SHANGHAI – Some Wal-Mart stores in the Chinese city of Chongqing have been ordered to temporarily close and to pay 2.7 million yuan ($421,000) in fines following an investigation into mislabeling of regular pork as "organic," according to The Associated Press. Wal-Mart said Chongqing police had detained some of its employees over what has been dubbed the "green pork" incident. It apologized to shoppers for any inconvenience, saying in a statement on Oct. 10 it was cooperating with local authorities.

Wal-Mart operates 10 stores and two affiliates in Chongqing, which is home to 32 million people in western China. The company said it was ordered to close some of its stores in the city, but did not say how many. State media reported all 12 stores were temporarily closed.

Despite repeated efforts to improve enforcement of food-safety rules, China continues reporting constant problems with mislabeling, repackaging of expired food, counterfeit and substandard food, among other issues.

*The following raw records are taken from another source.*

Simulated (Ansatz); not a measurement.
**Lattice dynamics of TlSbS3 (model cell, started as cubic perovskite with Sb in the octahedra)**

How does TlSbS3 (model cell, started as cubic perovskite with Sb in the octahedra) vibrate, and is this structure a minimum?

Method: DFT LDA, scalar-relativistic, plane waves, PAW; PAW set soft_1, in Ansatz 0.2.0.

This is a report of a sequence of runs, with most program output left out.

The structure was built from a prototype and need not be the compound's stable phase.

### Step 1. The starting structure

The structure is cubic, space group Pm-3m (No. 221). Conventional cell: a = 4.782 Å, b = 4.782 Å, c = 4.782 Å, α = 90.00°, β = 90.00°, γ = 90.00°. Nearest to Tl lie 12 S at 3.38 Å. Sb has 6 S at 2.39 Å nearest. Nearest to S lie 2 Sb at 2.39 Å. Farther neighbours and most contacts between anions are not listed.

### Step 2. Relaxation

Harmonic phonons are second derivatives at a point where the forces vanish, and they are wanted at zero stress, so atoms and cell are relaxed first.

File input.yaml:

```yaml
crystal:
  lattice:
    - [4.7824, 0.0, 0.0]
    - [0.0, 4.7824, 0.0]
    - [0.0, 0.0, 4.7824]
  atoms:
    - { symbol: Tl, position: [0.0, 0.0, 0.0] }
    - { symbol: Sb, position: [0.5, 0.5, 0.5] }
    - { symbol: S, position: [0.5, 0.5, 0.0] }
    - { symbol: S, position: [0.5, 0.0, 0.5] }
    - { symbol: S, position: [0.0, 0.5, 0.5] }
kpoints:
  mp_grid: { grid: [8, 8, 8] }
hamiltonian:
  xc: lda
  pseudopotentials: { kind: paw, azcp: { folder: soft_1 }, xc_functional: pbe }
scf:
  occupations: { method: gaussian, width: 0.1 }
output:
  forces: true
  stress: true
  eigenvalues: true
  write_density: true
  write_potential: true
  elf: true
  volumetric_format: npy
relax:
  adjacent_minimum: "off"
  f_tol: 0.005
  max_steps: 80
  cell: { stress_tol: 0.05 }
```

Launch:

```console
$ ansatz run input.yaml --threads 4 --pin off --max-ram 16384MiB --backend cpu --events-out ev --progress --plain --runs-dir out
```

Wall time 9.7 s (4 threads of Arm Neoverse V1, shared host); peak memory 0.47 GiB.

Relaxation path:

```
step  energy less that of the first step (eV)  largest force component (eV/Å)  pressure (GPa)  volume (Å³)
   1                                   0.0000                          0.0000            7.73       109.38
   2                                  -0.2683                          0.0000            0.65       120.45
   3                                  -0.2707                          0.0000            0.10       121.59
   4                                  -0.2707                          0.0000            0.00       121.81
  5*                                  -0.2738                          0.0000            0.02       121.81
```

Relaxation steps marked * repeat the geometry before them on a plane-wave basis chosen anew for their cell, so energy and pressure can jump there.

The official Xinhua News Agency relayed the Wal-Mart stores were accused of selling more than 63,500 kilograms (14.4 tons) of mislabeled pork. The fine amounted to 10 times the value of the falsely labeled pork sold. The report added that Wal-Mart had been repeatedly punished for violating food standards and other rules since it began operating in Chongqing in 2006.

"Wal-Mart is committed to protecting the rights of consumers and will spare no efforts in this regard," the company responded in a statement.